DARPA’s recently announced Aerial Dragnet program is seeking innovative technologies to “provide persistent, wide-area surveillance of all unmanned aerial systems (UAS), such as quadcopters, operating below 1,000 feet in a large city.

UAS devices can be adapted for terrorist or military purposes, so U.S. forces will “increasingly be challenged by the need to quickly detect and identify such craft — especially in urban areas, where sight lines are limited and many objects may be moving at similar speeds,” DARPA said.

While Aerial Dragnet’s focus is on protecting military troops operating in urban settings overseas, the system could ultimately find civilian application to help protect U.S. metropolitan areas from UAS-enabled terrorist threats, DARPA said.

AI-controlled armed, autonomous UAVs may take over when things start to happen faster than human thought in future wars. From Call of Duty Black Ops 2. (credit: Activision Publishing)

DARPA envisions a network of surveillance nodes, each providing coverage of a neighborhood-sized urban area, perhaps mounted on tethered or long-endurance UAS. Sensors could look over and between buildings, the surveillance nodes would maintain UAS tracks, even when the craft disappear from sight around corners or behind objects.

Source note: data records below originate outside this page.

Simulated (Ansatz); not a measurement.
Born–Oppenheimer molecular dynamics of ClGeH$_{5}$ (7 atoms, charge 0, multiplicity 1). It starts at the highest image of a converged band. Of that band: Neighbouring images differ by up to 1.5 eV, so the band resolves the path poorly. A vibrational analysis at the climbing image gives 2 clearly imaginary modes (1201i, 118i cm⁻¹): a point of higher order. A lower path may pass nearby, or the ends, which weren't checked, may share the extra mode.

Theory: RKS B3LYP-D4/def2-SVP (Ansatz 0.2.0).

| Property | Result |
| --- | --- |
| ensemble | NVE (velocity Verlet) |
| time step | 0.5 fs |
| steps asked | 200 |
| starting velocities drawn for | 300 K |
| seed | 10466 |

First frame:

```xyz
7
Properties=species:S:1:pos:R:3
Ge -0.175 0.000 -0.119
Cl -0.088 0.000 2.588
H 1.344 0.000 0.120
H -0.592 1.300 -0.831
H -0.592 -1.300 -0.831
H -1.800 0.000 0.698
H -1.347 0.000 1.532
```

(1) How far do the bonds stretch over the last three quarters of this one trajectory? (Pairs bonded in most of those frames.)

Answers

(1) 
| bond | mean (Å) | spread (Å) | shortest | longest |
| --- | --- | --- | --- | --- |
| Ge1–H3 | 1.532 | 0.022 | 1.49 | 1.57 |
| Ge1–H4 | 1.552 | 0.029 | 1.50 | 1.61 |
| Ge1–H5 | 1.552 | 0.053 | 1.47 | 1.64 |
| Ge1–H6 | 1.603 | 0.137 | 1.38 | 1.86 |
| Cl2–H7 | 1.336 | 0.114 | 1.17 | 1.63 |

The Aerial Dragnet program seeks teams with expertise in sensors, signal processing, and — interestingly — “networked autonomy.” A Broad Agency Announcement (BAA) solicitation detailing the goals and technical details of the program is available here.

ARGUS view from 20,000 feet (credit: DARPA)

Aerial Dragnet could conceivably link with ARGUS-IS — a 1.8-gigapixel video surveillance platform that can resolve details as small as six inches from an altitude of 20,000 feet (probably the highest-resolution camera in the world).

It could also tie in with a system being developed at NASA Ames Research Center for drone traffic management called UAS traffic management (UTM). Designed to enable safe low-altitude civilian UAS operations, it would provide [drone] pilots information needed to maintain separation from other aircraft by reserving areas for specific routes, with consideration of restricted airspace and adverse weather conditions.

The dynamic drone scene may get even more interesting on Monday Sept. 19, when GoPro plans to announce the much-anticipated high-maneuverability Karma camera drone and Hero 5.